Intermittent transaction failures

Incident Report for Spreedly

Postmortem

On November 1st (UTC), Spreedly experienced an unusual traffic pattern from a large customer that caused resource exhaustion in the cryptographic sub-system. This resulted in two brief periods of API and transactional failures.

What Happened

On Wednesday, November 1st at 02:17 UTC, a large customer kicked off a high volume job that overloaded a single component in the Spreedly system, resulting in two ten-minute periods of service degradation over the next few hours (02:17- 02:28 UTC and 03:59 - 04:10 UTC).

During the initial period of failures, by the time an engineer began investigating, the incident had resolved itself. The investigation continued and identified the customer account where the traffic was originating from, but the decision was made not to contact the customer or institute any protections at that time.

Approximately one and half hours later the same traffic pattern resulted in similar downtime. Engineers were paged and began investigating. It was quickly determined that this was a continuation of the previous incident and efforts were made to both contact the customer and institute a rate limit against their traffic (which was deemed to be non-transactional in nature).

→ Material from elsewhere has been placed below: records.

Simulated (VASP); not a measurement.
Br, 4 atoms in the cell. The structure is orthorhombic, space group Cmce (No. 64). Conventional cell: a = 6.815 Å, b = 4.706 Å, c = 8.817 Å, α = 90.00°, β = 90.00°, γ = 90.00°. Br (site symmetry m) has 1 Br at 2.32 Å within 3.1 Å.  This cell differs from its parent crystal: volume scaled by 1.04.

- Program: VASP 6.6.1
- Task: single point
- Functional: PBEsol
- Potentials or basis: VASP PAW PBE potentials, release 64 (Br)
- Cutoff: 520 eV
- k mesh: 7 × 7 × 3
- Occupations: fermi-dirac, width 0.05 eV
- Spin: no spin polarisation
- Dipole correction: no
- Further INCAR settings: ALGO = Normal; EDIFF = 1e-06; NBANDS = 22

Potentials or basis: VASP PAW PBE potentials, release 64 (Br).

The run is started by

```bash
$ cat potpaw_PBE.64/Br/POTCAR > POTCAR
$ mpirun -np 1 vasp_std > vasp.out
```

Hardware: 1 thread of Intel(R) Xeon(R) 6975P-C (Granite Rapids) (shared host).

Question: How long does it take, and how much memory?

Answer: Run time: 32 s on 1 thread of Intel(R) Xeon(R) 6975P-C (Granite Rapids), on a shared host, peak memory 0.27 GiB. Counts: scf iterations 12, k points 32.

Although the traffic pattern subsided in about 10 minutes, like the previous period, immediate efforts to prevent future such incidents continued. A rate limit fix was identified and staged for deployment, but due to the high risk nature of such changes it was decided not to deploy it. After making contact with the customer in question, and confirming that the traffic pattern wouldn’t recur, we marked the issue as resolved.

Impact

Overall, we had two 10 minute periods of elevated error rates for the Core API. During this time, any 500 responses from Spreedly were not submitted to the gateway and can be safely retried.

Next Steps

Denial of service attacks, whether intentional or not, are always a concern for an online service like Spreedly. Capacity can always be increased (Spreedly is continuously increasing capacity across its systems) but that alone will never prevent these types of incidents. This incident highlighted the fact that we need to be better in our response – identifying, isolating, and limiting aggravating traffic patterns.

We will be evaluating the following as a result of this incident:

Investing in our response playbooks to better outline targeted rate limit options
Adding additional automated pages and visibility dashboards to alert us sooner to these types of error cases
Increasing capacity in the specific areas that failed during this incident

Conclusion

We strive to create and operate a robust service for our customer, and incidents like these show we can do better. We apologize for this disruption and know we have to continue improving our service.

Posted Nov 07, 2018 - 15:41 EST

Resolved

The aggravating traffic pattern has abated for over 24 hours now and we are marking the incident as resolved. We will focus our efforts now on longer term remediation and prevention tasks. A public post mortem will be posted by the start of next week.

Posted Nov 01, 2018 - 09:50 EDT

Update

We are investigating a modification that will temporarily rate limit the unusual traffic patterns. All systems are operating normally, but we will wait to formally resolve the incident until we have that protection in place or have confidence that it will not recur.

Posted Oct 31, 2018 - 09:49 EDT

Update

We are continuing to monitor the situation and have a change prepped should the issue reoccur.

Posted Oct 31, 2018 - 01:59 EDT

Monitoring

Systems are operating normally, though we are still trying to isolate the problematic behavior.

Posted Oct 31, 2018 - 01:10 EDT

Investigating

We are seeing periods of recurring systems instability from the previous incident and are working to isolate the problematic load.

Posted Oct 31, 2018 - 00:43 EDT

This incident affected: Core Transactional API.